NewsArizona News

Actions

Tex Earnhardt: From rodeo cowboy to Arizona icon

Posted at 8:35 PM, Feb 09, 2020
and last updated 2020-02-28 16:10:26-05

CHANDLER, AZ — Watch 89-year-old Tex Earnhardt mosey onto the showroom floor, and you witness a transformation. His face brightens up, his gate quickens, he extends a hand, and looks the customer right in the eye.

“Howdy, I’m Tex,” he says to an older couple. “I saw that woman and I had to come over here.”

Without a beat, he turns to the husband, and hits the punch line. “She is the cutest thing, and YOU ain’t bad!”

The well-practiced ice breaker, in combination with folksy charm, is one reason Tex Earnhardt is a household name in the Valley. He still greets customers at his flagship Ford dealership in Chandler.

Most of those customers are astonished – the guy in the ad on top of a bull, actually walks over and says “Howdy Folks!”

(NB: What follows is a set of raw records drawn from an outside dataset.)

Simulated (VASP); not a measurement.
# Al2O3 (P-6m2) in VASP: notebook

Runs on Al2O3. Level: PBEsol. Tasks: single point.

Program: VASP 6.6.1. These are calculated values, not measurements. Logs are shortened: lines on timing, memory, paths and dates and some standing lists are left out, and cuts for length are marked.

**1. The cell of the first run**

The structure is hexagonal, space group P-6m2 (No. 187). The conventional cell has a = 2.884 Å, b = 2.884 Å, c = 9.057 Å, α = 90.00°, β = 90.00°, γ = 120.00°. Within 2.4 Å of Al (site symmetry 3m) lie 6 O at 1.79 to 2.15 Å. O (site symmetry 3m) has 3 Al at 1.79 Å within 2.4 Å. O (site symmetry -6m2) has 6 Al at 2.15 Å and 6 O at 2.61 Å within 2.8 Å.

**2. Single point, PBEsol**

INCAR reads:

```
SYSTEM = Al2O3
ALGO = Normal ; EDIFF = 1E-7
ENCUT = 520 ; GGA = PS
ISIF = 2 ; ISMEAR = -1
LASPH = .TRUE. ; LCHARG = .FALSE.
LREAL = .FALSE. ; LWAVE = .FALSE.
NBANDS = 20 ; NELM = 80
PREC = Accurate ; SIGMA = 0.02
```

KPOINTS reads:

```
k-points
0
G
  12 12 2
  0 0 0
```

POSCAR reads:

“Just being nice to people… that’s how I do it,” he said, in an interview surrounded by his family and closest friends.

I ask him why he still goes to work every day, as he has done for 68 years.

“What the Hell else do I have to do?” he says, to head-shaking laughter in the room.

“You like it?” I ask.

“I don’t like it. I love it.”

It’s hard to imagine a success story so uniquely American as that of Tex Earnhardt.

At age 21, he moved to (what was then) the farming and ranching community of Chandler, Arizona. He somehow convinced Ford to let him have a dealership. As a kid who grew up ranching and always aspired to be a rodeo cowboy, Tex knew his customers.

He sold one truck a month in 1951. Sixty-nine years later, there are 23 Earnhardt dealerships, selling 17 different brands of cars. Nearly all of them remain in the Valley, where Earnhardt remains a dominant name in the car business.

His family says, doing business his way has also meant living life his way.

His trademark phrase, “That Ain’t No Bull” is actually an inside joke for anyone familiar with rodeos and ranching. When he sits on the back of a longhorn, that’s not a bull. It’s a steer. (A bull that’s been fixed.)

Tex has never smoked nor drank. In fact, for years, he was an avid marathon runner. He’s completed more than twenty races, and rarely took a day off.

“He got up every deal on his birthday, and he wouldn’t start his day until he did ten miles,” said his son, Hal.

Tex is notoriously frugal. “You can’t get him a present,” says sons Jim Babe and Hal. “If somebody would get him a present, the first words out of his mouth?”

The rest of the room chimes in, “Take it back.”

His family says Tex has never had a new car, invariably choosing something off the used car lot.

Tex has some interesting quirks. He loves being outside and makes it a point to shower outside, at the Chandler home where he’s lived for six decades.

Does he mind if anyone sees him? “Oh hell no!” he responds.

Tex prides himself on remaining true to the values of the ranching community that gave him his start. He could’ve moved to a mansion in Scottsdale or Paradise Valley. He says he’s just fine tending to the few horses and cattle he still owns.

These days, many of the old stories are told by his children, who told us, Tex has trouble remembering things. His children, grandchildren and even great-grandchildren now work at his dealerships. Each one, starting at the bottom, by washing cars.

Tex says, one of the reasons he still goes to work each day is because it’s the place where he is always surrounded by family.

“I know I can’t stay here forever, and I think about myself,” he says, as the room goes silent.

“Before I go, I’m going to be recognized that I was nice…. Nice guys finish first.”